Despite the last-minute change of location and the inconvenient time of the final match — it kicked off at 8 p.m. Beijing time and wrapped up around 1 a.m. on Sunday — the livestreamed game drew a staggering 350 million viewers on Chinese video-sharing site Bilibili, which had exclusive broadcast rights. After EDG’s win, hashtags related to the news dominated Weibo’s trending topic list over the weekend, with the main one generating over 3.3 billion views as of today.

The eruption of joy was felt in the physical world, too. Dozens of videos posted on social media captured loud celebrations across China as large crowds of overjoyed fans flooded into the streets from viewing events at crowded bars. Confined to their dorms, some college students screamed at the top of their lungs when EDG clinched its first world title. Others went out for celebratory runs on the campus, with some carrying homemade flags adorned with EDG’s name and logo. 

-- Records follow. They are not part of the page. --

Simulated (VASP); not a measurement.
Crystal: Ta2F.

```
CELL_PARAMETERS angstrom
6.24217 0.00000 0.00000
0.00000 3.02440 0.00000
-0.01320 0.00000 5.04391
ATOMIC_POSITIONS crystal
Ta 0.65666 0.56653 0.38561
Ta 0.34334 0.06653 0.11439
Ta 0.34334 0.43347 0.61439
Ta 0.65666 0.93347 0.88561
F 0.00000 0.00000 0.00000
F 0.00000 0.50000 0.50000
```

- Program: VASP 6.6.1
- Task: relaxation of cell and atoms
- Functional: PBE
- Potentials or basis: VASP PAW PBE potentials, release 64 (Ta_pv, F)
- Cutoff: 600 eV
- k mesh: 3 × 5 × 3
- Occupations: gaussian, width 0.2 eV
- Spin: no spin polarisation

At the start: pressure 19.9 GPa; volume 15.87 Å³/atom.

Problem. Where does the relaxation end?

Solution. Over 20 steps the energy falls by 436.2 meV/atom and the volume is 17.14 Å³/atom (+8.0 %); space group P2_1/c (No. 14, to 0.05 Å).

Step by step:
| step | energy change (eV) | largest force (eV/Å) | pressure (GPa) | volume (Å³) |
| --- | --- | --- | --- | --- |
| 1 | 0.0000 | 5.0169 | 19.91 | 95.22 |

The euphoric reactions were hardly a surprise, said John Oliverius — the founder and president of Verius Ventures, a business consultancy that publishes the China Esports Business News Digest, an English-language weekly newsletter covering the business of esports in China — given that “China has the largest fan base for LoL and by far the greatest cultural affinity for esports of any region.” 

Major state media like Chinese Central Television (CCTV) also wasted no time celebrating the triumph. In a news segment (in Chinese) on Monday, the state broadcaster announced the news to its millions of viewers. On Sunday, Xinhua News Agency, China’s most important state-owned newswire, congratulated EDG on its win in a video (in Chinese) posted to Weibo, which so far has accumulated nearly 7.8 million views.

In a stark contrast to the positive coverage of EDG, the Chinese government has been intensifying its push to eliminate children’s obsession with video games, as part of a broader effort to eliminate what it sees as “bad influences” in young people’s lives. In August, China tightened restrictions from 2019 aimed at addressing what the government said was a growing scourge of online game addiction among schoolchildren. Under the new rules, players under the age of 18 are barred from online gaming from Monday to Thursday, and limited to one hour a day on weekend and holiday evenings. 

“Adolescents are the future of the motherland, and protecting the physical and mental health of minors is related to the vital interests of the masses, and in cultivating newcomers in the era of national rejuvenation,” declared a government explanatory statement about the rules. And just days before the directive, Xinhua News Agency published a harshly worded article (in Chinese) bashing video games as “spiritual opium,” an allusion to past eras when addiction to the drug was widespread in China. 

Given the hostile environment for Chinese gamers, Oliverius said that he believed the news of EDG’s win offered “a moment of relief” for them when the future of esports in China is murkier than ever, as well as a source of “consolation” for some fans who were unable to attend the event in person as they originally planned.

Competitive gaming, or esports, is huge in China. In 2020, the world’s biggest video gaming market had an estimated 720 million gamers, or about half of the nation’s total population, and roughly 110 million of them were under the age of 18, according to a study by market researcher Niko Partners. Because professional players are typically discovered in their teens and have to spend hours practicing after school, the ubiquity of gaming in China, especially among teenagers, was once what made China an esports powerhouse with an estimated 5,000-plus teams. 

But the country might lose its competitive edge because of its clampdown on teen gaming, which will “potentially suppress the talent pool in China and choke the path to pro,” Oliverius said. The restrictions might also cost China some medals, since recognition is growing globally that competitive gaming is a legitimate sporting activity: In 2022, esports will debut as an official medal event at the Hangzhou Asian Games, and LoL is one of the eight video games that have been added in the program.

“At that point, will the authorities start creating some exceptions around esports to support it?” Oliverius asked. But for now, he added, “the idea that EDG may be part of the last generation of China’s dominance in pro LoL gaming makes this victory all the more profound.”